Thursday, November 22, 2012

Thanksgiving Memories

Thanksgiving Day has always had a certain appeal for me. I was born the day after Thanksgiving on November 25, 1955. My mother went into labor on Thanksgiving Day and she said I spoiled her Turkey dinner! But I was born a happy little bundle the next day and she was thankful.

As I was growing up, Thanksgiving Day usually meant that my birthday was near–and even some years my birthday is on Thanksgiving Day and I can pretend all the nation is giving thanks for my birth!

As a child of school age in the early 1960's, I went to public school (my family was Methodist at the time) and I received what I remember was a very good education. There seemed to be a lot of civic lessons presenting a very idealized view of American history. We had a lot of art projects in honor with the holidays.

So at Thanksgiving we were told about the Pilgrims and how they came to America seeking freedom. They sailed on the Mayflower and landed on Plymouth Rock. Their first winter was harsh and many died, but in the autumn of 1621, the Pilgrims and the Indians had a thanksgiving feast together. My imagination was filled with images like these surrounding Thanksgiving:

At the time we also really celebrated autumn and drew or colored trees changing in color (not very evident in Jacksonville, Florida). I was trying to google some examples of the construction paper turkeys we also made in school and had forgotten about the "hand turkeys" we would make in the early grades. Here’s a typical example of the favored genre:

 
I barely remember what happened 49 years ago on this day, November 22, 1963: the assassination of President John F. Kennedy. I was 8 years old and I only remember that there was a great disturbance at school and the older children seemed very distressed. I learned only much later that little John ("John John") Kennedy, Jr. had his birthday 2 days later, which is also November 25.

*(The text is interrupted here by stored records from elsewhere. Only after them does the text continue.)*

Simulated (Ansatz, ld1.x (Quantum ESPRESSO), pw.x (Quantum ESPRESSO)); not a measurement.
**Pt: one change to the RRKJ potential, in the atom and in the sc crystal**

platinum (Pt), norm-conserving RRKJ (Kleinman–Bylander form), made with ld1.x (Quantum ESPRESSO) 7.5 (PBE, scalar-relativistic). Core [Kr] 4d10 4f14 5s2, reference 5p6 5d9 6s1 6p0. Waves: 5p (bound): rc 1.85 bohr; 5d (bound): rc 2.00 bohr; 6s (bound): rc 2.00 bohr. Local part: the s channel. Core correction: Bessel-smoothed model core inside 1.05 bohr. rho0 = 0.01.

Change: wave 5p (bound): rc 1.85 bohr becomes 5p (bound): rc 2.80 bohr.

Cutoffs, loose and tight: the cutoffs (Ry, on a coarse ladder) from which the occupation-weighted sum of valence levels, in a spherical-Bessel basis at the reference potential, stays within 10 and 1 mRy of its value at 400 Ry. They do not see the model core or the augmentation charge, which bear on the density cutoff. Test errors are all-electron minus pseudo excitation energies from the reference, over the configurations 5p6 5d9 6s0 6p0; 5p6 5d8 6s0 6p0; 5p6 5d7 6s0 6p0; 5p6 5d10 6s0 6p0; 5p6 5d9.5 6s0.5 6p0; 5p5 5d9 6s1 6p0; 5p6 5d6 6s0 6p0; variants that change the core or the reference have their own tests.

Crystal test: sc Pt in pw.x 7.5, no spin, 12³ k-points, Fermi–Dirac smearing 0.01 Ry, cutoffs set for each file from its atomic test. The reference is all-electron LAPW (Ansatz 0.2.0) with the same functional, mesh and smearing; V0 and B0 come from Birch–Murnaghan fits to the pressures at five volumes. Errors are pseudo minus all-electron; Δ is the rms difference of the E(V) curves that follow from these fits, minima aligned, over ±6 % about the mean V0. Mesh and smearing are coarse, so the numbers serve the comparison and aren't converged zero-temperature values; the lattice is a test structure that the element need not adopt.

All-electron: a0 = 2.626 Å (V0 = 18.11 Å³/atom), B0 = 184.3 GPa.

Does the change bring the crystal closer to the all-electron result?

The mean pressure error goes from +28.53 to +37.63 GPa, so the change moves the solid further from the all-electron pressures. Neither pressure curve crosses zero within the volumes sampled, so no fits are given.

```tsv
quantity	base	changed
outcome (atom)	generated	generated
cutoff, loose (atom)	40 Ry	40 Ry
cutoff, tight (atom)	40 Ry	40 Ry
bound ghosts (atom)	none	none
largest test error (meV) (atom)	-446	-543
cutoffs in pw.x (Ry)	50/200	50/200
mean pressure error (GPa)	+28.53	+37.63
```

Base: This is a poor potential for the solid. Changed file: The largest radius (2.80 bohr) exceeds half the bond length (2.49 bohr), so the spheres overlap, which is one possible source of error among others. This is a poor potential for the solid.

And another famous birthday on November 25 was that of Pope John XXIII:

How delighted I was when I became a Catholic in College to discover this. The Council that Pope John convened in 1962, the Second Vatican Council, is being celebrated on its 50th Anniversary in this Year of Faith. I don’t think I would have become a Catholic years later if there had been no change in the Catholic Church. Just the fact of Mass in Latin would have seemed too foreign to me. I have written some reminiscences about this in a prior blog entry ("In Gratitude for the Second Vatican Council" Here).

So I’m getting a haircut yesterday from my barber of many years. He’s a kind of nonconformist Baptist. As I waited my turn he announced that the First Thanksgiving was actually in St. Augustine, Florida. I was surprised that he knew this, but he cuts a number of priests’ hair.

Yes, indeed, the actual First Thanksgiving was in 1565 by the Spanish at St. Augustine. A Mass was celebrated (recall the Eucharist means Thanksgiving in Greek, the original language of most of the early Church). They even had a meal afterward with the native population, the "Indians."

Here is a news article summing up the event:

"ST. AUGUSTINE, Fla. -- Forget the turkey, the silly Pilgrim hats and the buckles.
Forget Plymouth Rock and 1621.

If you want to know about the real first Thanksgiving on American soil, travel 1,200 miles south and more than 50 years earlier to a grassy spot on the Matanzas River in North Florida.

This is where Spanish Admiral Pedro Menendez de Aviles came ashore on Sept. 8, 1565. This is where he, 500 soldiers, 200 sailors, 100 civilian families and artisans, and the Timucuan Indians who occupied the village of Seloy gathered at a makeshift altar and said the first Christian Mass. And afterward, this is where they held the first Thanksgiving feast.

The Timucuans brought oysters and giant clams. The Spaniards carried from their ships garbanzo beans, olive oil, bread, pork and wine."
So here is a new image for our "Thanksgiving collective memory":

First Thanksgiving Mass 1565. Mural in the Cathedral of St. Augustine, FLorida
 
I wonder though what it would look like if back in second grade I had to make some craft project, not of turkeys, but of clams and oysters!